Section 9. Treasurer: Powers and Duties. The Treasurer shall keep or cause to be kept full and accurate accounts of receipts and disbursements of the Corporation, and shall deposit or cause to be deposited all moneys, evidences of indebtedness and other valuable documents of the Corporation in the name and to the credit of the Corporation in such banks or depositories as the Board of Directors may designate. At the annual meeting of the Board of Directors and whenever else required by the Board of Directors, he or she shall render a statement of the Corporation’s accounts. He or she shall at all reasonable times exhibit the Corporation’s books and accounts to any officer or director of the Corporation and shall perform all duties incident to the position of Treasurer subject to the control of the Board of Directors, and shall when required, give such security for the faithful performance of his or her duties as the Board of Directors may determine.

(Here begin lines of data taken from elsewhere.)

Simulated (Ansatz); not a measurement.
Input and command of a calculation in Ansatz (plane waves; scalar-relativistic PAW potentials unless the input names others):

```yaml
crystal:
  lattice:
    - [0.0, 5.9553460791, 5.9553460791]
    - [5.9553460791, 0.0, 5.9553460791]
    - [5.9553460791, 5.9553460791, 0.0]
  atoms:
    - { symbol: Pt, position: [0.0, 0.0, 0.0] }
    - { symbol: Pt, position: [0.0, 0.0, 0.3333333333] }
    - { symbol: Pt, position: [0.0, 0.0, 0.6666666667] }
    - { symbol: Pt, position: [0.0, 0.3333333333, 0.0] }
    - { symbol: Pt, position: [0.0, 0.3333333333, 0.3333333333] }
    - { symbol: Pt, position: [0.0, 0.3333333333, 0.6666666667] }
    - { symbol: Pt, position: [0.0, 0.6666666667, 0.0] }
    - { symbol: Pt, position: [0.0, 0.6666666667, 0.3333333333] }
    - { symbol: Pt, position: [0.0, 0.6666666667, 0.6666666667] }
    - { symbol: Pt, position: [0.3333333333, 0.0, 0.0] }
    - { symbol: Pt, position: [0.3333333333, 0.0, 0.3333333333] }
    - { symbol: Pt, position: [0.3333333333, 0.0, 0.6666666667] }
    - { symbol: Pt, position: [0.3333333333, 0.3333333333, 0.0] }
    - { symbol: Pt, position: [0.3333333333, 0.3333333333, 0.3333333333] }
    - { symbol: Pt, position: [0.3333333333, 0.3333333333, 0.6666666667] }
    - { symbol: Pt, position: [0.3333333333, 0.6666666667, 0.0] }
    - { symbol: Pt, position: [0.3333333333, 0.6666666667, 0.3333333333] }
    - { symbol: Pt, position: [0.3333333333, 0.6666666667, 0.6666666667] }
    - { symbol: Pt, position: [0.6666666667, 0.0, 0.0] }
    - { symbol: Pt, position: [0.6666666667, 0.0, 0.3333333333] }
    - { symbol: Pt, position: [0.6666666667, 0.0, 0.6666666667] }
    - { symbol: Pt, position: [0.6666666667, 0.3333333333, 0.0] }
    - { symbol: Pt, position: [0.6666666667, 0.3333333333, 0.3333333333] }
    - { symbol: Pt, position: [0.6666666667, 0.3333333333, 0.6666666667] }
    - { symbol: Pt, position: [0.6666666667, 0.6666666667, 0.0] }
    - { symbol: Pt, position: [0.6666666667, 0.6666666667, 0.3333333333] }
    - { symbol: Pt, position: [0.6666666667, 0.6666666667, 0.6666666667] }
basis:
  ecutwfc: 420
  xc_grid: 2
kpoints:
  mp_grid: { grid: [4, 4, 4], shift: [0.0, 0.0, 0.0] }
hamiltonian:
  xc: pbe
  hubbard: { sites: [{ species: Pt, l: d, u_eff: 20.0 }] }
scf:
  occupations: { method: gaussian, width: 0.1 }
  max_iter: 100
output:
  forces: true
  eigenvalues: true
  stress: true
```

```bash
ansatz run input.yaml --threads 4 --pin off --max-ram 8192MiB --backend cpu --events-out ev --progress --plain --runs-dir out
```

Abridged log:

Section 10. Compensation. Any employee or agent of the Corporation is authorized to receive a reasonable salary or other reasonable compensation for services rendered to the Corporation when authorized by a majority of the Board of Directors, and only when so authorized.
ARTICLE IV
COMMITTEES
Section 1. Committees of the Board. The Board may, by resolution adopted by a majority of the entire Board, establish and appoint executive and other standing committees. The Chairperson of the Board of Directors shall appoint the chairperson of each committee. Each committee so appointed shall consist of two or more directors and, to the extent provided in the resolution establishing it, shall have all the authority of the Board except as to the following matters:
a. the filling of vacancies on the Board or on any committee;
b. the amendment or repeal of the by-laws or the adoption of the new by-laws;
c. the amendment or repeal of any resolution of the Board which by its terms shall not be so amendable or repealable;
Special committees may be appointed by the Chairperson of the Board of Directors with the consent of the Board and shall have only the powers specifically delegated to them by the Board.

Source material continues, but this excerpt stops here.